Wild and Wicked Innocence

I finally got around to watching the movie Christopher and His Kind. Christopher Isherwood’s autobiographical account of his time in Berlin features Gerald Hamilton, who is a character in Wilde Nights & Robber Barons, and I felt that I ought to see it. So it has sat there in my watch list for ages like unfinished homework. It was worth seeing in the end. The story is familiar if you have seen the musical Cabaret. It is more or less the story of the real life inspirations for Isherwood’s Berlin Stories. (Although some of featured friends were reportedly less than thrilled with their literary depictions.)

Watching Christopher led me to re-watching Cabaret, which led me to Youtube videos about the production. In this video Joel Grey, the original MC, discusses his creation of the role and his opinion of Alan Cumming’s interpretation.

What gave me pause for thought in this interview was the part where Grey expresses his frustration that the newer production was said to be more daring and risque than the original.

It reminded me of a quote from Montagu Pyke, the king of early cinema in Britain. (He was a business partner of Maurice Schwabe’s for a time.) Pyke wrote, “If the nineties were ‘naughty’ the Edwardian era was a worthy successor to the nineties. The young moderns think they know how to live today, but I don’t think they could have taught the young men and women of those days anything; rather the contrary. I know of wild midnight parties and scandalous orgies among the best people of several lands, and I hardly think these have their counterpart today.”

It seems there is a constant tendency to view previous generations as more innocent. Yet the decadent, the unsanctioned, the promiscuous and the underground have always existed.

As I wrote in the introduction to my book, “The period in which Maurice Schwabe lived, from 1871-1915, exists in the popular imagination as an innocent age. On closer inspection, that buttoned-up era was a time of rebelliousness, ambition, corruption, religious and sexual experimentation and political machinations.” In other words, it was just like every other era.

.Why is it, then, that the past can seem so, well, sexless?

I have a couple of theories. One is that parents and other adults are authority figures to young people. Generally, they hide their youthful indiscretions from the next generation. They are destined to move from being rebels to being the people the young rebel against. The parent’s generation is bound to be viewed to some degree as old fashioned, dull, moralistic and their time, by extension becomes a more innocent age.

Another possibility is that to be daring you must be shocking. Any art or culture that is successful becomes familiar and by definition what is familiar is not shocking. The counter culture of one time becomes the oldies radio and high school musicals of the next. Two years after the musical Hair caused a stir with its on stage nudity, obscene language and trippy acknowledgement of drug culture, the epitome of family friendly bands, the Cowsills had a hit with the musical’s title song. Cabaret was such a cultural phenomenon that it brought Joel Grey onto the set of The Muppet Show. (By the way, have you seen Jim Henson’s surreal 1965 short film Time Piece?)

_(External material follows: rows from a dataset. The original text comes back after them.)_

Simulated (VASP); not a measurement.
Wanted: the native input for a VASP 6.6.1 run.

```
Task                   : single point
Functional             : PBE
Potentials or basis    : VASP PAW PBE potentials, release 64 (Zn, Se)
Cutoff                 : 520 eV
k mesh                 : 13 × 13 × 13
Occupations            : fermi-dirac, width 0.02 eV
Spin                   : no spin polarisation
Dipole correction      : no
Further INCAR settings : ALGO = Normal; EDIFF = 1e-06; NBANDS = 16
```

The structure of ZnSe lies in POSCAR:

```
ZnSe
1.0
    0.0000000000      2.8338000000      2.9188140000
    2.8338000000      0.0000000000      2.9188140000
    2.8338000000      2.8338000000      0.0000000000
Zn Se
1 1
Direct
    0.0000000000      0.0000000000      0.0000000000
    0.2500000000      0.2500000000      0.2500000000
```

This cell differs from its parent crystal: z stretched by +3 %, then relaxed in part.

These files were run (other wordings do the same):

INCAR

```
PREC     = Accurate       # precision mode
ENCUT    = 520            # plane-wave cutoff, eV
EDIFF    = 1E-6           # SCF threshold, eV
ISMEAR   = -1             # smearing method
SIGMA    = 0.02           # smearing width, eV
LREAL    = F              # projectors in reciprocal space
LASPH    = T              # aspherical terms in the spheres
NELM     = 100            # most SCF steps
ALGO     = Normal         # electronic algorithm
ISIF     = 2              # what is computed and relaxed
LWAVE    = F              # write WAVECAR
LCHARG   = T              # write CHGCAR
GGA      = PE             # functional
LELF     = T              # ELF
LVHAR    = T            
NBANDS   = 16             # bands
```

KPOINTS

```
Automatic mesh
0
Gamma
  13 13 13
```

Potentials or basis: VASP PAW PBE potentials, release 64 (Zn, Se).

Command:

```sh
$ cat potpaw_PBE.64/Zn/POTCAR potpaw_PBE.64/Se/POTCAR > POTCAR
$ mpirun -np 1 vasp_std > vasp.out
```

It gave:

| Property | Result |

As I think about Cabaret, however, it strikes me that there is something unique about it. Its story expresses nostalgia for a less innocent era. The world it depicts is one that might not, in reality, be comfortable to many members of the Broadway audience. Yet the sense that they are bearing witness to a world that is on the verge of being destroyed imbues the Kit Cat Club with nostalgia for a different sort of innocence, the innocence of people who cannot yet see the future we know is coming, innocence of impending disaster. (A bit like when Facebook reminds you of a picture taken with your arms around a bunch of your friends at a party in January 2020.)

There is, in fact, a type of wild and wicked innocence– the innocence that leads a young person to experiment with life, sample the forbidden, with a naive confidence that the cost of any rebelliousness or vice can only be small. “When we mocked grief and held disaster cheap,” as Lord Alfred Douglas, who knew whereof he spoke, put it in a sonnet. (George Bernard Shaw described a particular quality Douglas possessed as “blazing boyishness.” I have always liked that description.) In the 1990s, The Verve Pipe called back to this form of innocence in the song “The Freshmen,” “For the life of me I cannot remember/
What made us think that we were wise and we’d never compromise.”

When Walter Pater’s Renaissance was published in 1873, the Bishop of Oxford attacked it for its neo-paganism and hedonism. Renaissance sparked the imagination of a young Oscar Wilde. Years later, he called it “that book which has had such a strange influence over my life.” The controversial Conclusion had such an impact on Wilde that he commanded it to memory. But there was such a backlash that Pater left it out of the second edition in case it be “misunderstood.” The phrase that particularly piqued Wilde’s youthful imagination was “To burn always with this hard, gemlike flame, to maintain this ecstasy, is success in life.”

The flame of the forbidden and the hidden, the wild and the decadent continues to burn in all its luminous glory with each generation. There is always a moral campaign against it. When it gets too strong and temporarily silences those impulses, we are all poorer for it.